The Wise King by Simon R. Doubleday

The Wise King by Simon R. Doubleday

Author:Simon R. Doubleday
Language: ara, eng, fra
Format: epub
Publisher: Basic Books
Published: 2015-10-14T16:05:26+00:00


A child is miraculously unharmed after falling from a rooftop: Cantigas de Santa María, no. 282, Códice de Florencia (Florentine Codex), Biblioteca Nazionale Centrale di Firenze, Ms. B.R.20. Reproduced courtesy of Archivo Oronoz.

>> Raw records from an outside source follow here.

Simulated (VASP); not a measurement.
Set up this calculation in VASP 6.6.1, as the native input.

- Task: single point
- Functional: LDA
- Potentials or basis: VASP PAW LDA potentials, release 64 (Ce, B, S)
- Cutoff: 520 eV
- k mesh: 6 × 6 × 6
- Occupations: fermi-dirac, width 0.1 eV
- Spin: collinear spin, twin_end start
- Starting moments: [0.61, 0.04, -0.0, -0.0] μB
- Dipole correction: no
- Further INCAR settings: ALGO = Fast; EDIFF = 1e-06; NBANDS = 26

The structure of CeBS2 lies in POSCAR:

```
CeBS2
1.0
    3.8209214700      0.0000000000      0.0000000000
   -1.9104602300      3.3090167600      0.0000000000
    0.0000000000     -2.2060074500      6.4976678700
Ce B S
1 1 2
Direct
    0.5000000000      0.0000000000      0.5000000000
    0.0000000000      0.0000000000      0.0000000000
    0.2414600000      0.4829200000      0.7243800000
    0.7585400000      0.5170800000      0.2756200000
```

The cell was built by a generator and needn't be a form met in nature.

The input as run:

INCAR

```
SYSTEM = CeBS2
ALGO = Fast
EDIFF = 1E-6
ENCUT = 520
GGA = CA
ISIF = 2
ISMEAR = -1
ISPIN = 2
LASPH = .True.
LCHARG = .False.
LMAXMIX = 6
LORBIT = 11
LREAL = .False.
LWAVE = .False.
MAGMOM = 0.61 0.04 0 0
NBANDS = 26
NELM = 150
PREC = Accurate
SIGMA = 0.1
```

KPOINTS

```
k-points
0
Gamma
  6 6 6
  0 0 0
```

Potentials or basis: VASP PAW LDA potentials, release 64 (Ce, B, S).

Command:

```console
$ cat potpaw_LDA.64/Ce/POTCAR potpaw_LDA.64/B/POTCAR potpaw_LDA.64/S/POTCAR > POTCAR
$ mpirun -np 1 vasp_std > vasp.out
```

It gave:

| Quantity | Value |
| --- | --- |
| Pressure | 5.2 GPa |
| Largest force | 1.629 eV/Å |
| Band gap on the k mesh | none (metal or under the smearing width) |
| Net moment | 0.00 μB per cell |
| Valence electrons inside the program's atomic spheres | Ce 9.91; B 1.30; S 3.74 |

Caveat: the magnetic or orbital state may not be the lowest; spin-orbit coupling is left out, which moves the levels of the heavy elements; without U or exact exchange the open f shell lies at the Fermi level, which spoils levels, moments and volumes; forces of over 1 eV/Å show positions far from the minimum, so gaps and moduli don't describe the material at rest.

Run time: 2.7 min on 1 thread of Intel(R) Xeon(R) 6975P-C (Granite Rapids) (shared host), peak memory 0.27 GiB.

It is usually difficult to determine the author of individual songs. But one cantiga revolving around the tragic death of a small child was likely composed by Alfonso himself. “I shall tell a miracle which happened in Tudia and shall put it with the others which fill a great book,” he declares at the beginning of song 347; “I made a new song about it with music of my own and no one else’s.” There is also a happy ending in the case of another deeply personal song in Alfonso’s “great book,” which tells of the nearly fatal illness of Alfonso’s own father, Fernando. He “could not sleep at all nor eat the slightest thing, and many large worms came out of him, for death had already conquered his life without much struggle.” He was miraculously healed after his mother took him on pilgrimage to Oña, becoming stronger and healthier than ever before.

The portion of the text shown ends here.